Published On: Fri, Jul 29th, 2011

1st Annual Cherokee Business Summit & Expo held at Casino

By SCOTT MCKIE B.P.

ONE FEATHER STAFF

 

     EBCI tribal member Daniel Tramper is a world champion hoop dancer, a champion fancy dancer and a well-respected person in the pow wow world.  But, don’t forget one other way to describe him – small business owner.   He decided to share his company, Deer Clan Productions, at the 1st Annual Cherokee Business Summit & Expo held Thursday, July 28 at Harrah’s Cherokee Casino & Hotel. 

A host of local and state officials cut the ribbon to officially open the 1st Annual Cherokee Business Summit & Expo on Thursday, July 28 at Harrah's Cherokee Casino & Hotel. Shown in front (left-right) are Dale Carroll, deputy secretary of the N.C. Dept. of Commerce; Principal Chief Michell Hicks and Tony Hayes, CEO of the North Carolina Indian Economic Development Iniatiative. (SCOTT MCKIE B.P./One Feather photos)

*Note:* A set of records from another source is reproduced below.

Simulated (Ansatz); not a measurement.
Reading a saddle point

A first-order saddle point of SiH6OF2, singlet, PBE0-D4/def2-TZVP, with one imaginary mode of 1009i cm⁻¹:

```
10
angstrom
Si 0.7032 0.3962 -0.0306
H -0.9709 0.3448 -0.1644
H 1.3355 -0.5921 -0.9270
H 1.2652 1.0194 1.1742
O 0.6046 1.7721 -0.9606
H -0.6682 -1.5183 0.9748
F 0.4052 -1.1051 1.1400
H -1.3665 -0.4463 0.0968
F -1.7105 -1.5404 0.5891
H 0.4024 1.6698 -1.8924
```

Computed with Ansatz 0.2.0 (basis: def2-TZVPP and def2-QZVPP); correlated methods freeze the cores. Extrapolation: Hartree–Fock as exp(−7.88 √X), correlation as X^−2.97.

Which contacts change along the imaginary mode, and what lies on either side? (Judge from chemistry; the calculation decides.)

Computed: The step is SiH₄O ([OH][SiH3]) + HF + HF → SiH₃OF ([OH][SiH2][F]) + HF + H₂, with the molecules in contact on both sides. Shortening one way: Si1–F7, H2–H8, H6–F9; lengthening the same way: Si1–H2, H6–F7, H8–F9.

     “Actually, this is my first trade show so I’m hoping it’ll really improve my business,” said Tramper who related that his business is doing well and he hopes the event will help him expand it further. 

     Four years ago, Tramper started the business whose services range from offering stagehand work to providing theatre-style American Indian dance shows. 

     “I’ve actually danced at trade shows before, and this time I’m doing it as a business and I hope it’ll help knock some business my way.” 

     The Business Expo was a collaborative effort of The Sequoyah Fund, Cherokee Business Development Center and the North Carolina Indian Economic Development Initiative (NCIEDI). 

Dale Carroll, deputy secretary of the N.C. Dept. of Commerce, speaks prior to the opening of Thursday's Business Expo.

     “We have had a lot of discussions about small business coming to Cherokee,” said Kimlyn Lambert, an EBCI tribal member serving on the NCIEDI board, “and, the need for people to be entrepreneurs and come and do small businesses here such as dry cleaning, etc. that a lot of bigger towns have that we don’t have here.  So, this kind of grew out of the conversations that we had and we’ve been trying to partner all these people together with everybody to figure out how we can bring more small business and economic development to Cherokee.” 

     Principal Chief Michell Hicks was happy with the event’s turnout, “With all of the diversity that we have here, I think it’s great, and I think that the further we can reach out and the more folks that are reaching to us, it’s just going to help us overall to build a stronger future and to have more opportunity.” 

3 Sisters Enterprises owners Jonnie Walkingstick, Judy Castorena and Polly Castorena talk with Joseph Riverwind at their booth during Thursday's Business Expo.

     “If you look at the companies represented here and the various areas that they are in, I just think it adds strength.  Anytime you can build and maintain relationships, whether it’s a compression company or an energy company, it’s going to help the Tribe.  I think it’s a great thing.”

     Chief Hicks said it is especially nice to see businesses from the eastern part of the state represented at the event.  “It’s good to see them come up here.  They here the talk of what Cherokee is doing, but they don’t get to see it.  By getting up here, they get to see it and they can take it back and spread the word and that’s the important thing.” 

     Dale Carroll, deputy secretary of the N.C. Department of Commerce was on hand for the event.  “Well, the Cherokee Business Summit & Expo is a great example of bringing together small businesspeople.  I mentioned during my remarks here on behalf of the Department of Commerce and Gov. Bev Perdue the North Carolina Capital Access Program that can help companies, like the small businesses that are here.  It’s just a great networking opportunity.” 

 

Donna Locklear, of Metcon Construction, speaks with EBCI tribal member Justice Littlejohn.

     While many businesses were from other parts of the state, local businesses were very well represented at the event including 3 Sisters Enterprises which is locally-owned by three EBCI tribal members that are, well, sisters.  Judy Castorena, Polly Castorena and Jonnie Walkingstick started the custom screen printing and embroidery business on July 1, 2008 and haven’t looked back since. 

     “Our business has been prosperous since day one,” Polly related.  “We’ve been able to accommodate a service to the Eastern Band of Cherokee Indians that was not prominent, and this event is going to expose us to outside the reservation.  We’ve been isolated and we’re going to try to test our wings and see the world.” 

Deer Clans Productions owner Daniel Tramper (left) meets with Lynn Blankenship and Kimberly Winchester of the Cherokee Business Development Office.